Night after night, under cover of darkness, the Germans had been labouring on that redoubt, thinking that they were unobserved. They had kept extremely quiet, too, slipping their spades into the earth softly and hammering a nail ever so lightly; and, of course, the redoubt was placed behind a screen of foliage which hid it from the view of the British trenches. Such is the hide-and-seek character of modern war. What the German builders did not know was that a British aeroplane had been watching them day by day and that the spot was nicely registered on a British gunner’s map. On this map it was a certain numbered point. Press a button, as it were, and you ring the bell with a shell at that point. The gunners waited till the house of cards was up before knocking it to pieces.

Surprise is the thing with the guns. A town may go for weeks without getting a single shell. Then it may get a score in ten minutes; or it may be shelled regularly every day for weeks. “They are shelling X again,” or, “They have been leaving Z alone for a long time,” is a part of the gossip up and down the line. Towns are proud of having escaped altogether and proud of the number and size of the shells received.

“Did you get any?” I asked the division staff officer, who had told me about the session the six-inch howitzers had enjoyed. A common question that, at the front, “Did you get any?” (meaning Germans). A practical question, too. It has nothing to do with the form of play or any bit of sensational fielding; only with the score, with results, with casualties.

“Yes, quite a number,” said the officer. “Our observer saw them lying about.”

The guns are watching for targets at all hours—the ever hungry, ever ready, murderous, cunning, quick, scientifically calculating, marvellously accurate, and also the guessing, wondering, blind, groping, helpless, guns, which toss their steel messengers over streams, woodlands, and towns, searching for their unseen prey in a wide landscape.
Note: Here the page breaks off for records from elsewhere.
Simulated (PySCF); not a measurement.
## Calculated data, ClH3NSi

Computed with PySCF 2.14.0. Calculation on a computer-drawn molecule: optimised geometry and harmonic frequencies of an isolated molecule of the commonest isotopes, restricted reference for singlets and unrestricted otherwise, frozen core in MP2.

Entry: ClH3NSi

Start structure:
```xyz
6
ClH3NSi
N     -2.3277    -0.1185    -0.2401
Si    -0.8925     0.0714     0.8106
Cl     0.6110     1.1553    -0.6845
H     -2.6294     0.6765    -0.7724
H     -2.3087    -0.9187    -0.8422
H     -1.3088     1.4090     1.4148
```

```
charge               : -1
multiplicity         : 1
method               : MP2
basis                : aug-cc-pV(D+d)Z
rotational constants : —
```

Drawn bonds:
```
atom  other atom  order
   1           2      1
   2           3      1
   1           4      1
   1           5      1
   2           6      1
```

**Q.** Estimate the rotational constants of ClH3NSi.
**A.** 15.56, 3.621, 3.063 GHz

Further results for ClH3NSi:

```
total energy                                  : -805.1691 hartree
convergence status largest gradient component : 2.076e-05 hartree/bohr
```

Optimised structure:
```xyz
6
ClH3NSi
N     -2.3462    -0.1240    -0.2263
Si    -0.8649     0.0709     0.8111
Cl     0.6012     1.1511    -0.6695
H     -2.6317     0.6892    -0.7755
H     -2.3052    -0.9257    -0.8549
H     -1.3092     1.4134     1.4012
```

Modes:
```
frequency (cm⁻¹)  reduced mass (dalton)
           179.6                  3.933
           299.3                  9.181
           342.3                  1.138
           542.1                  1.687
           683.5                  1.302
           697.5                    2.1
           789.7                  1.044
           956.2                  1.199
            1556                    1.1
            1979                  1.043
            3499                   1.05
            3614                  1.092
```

Accurate and murderous they seem when you drop low behind a trench wall or huddle in a dugout as you hear an approaching scream, and the earth trembles, the air is wracked by a concussion, and the cry of a man a few yards away tells of a hit. Very accurate when still others, sent from muzzles six or seven thousand yards away, fall in that same line of trench! Very accurate when, before an infantry attack, with bursts of shrapnel bullets they cut to bits the barbed-wire entanglements in front of a trench! The power of chaos that they seem to possess when the fighting-trench and the dugouts and all the human warrens which protect the defenders are beaten as flour is kneaded!

Blind and groping they seem when a dozen shells fall harmlessly in a field; when they send their missiles toward objects which may not be worth shooting at; when no one sees where the shells hit and the amount of damage they have done is guesswork; and helpless without the infantry to protect them, the aeroplanes and the observers to see for them.

One thinks of them as demons with subtle intelligence and long reach, their gigantic fists striking here and there at will, without a visible arm behind the blow. An army guards against the blows of an enemy’s demons with every kind of cover, every kind of deception, with all resources of scientific ingenuity and invention; and an army guards its own demons in their lairs as preciously as if they were made of some delicate substance which would go up in smoke at a glance from the enemy’s eye, instead of having barrels of the strongest steel that can be forged.

Your personal feeling for the demons on your side is in ratio to the amount of hell sent by the enemy’s which you have tasted. After you have been scared stiff, while pretending that you were not, by sharing with Mr. Atkins an accurate bombardment of a trench and are convinced that the next shell is bound to get you, you fall into the attitude of the army. You want to pat the demon on the back and say, “Nice old demon!” and watch him toss a shell three or four miles into the German lines from the end of his fiery tongue. Indeed, nothing so quickly develops interest in the British guns as having the German gunners take too much personal interest in you.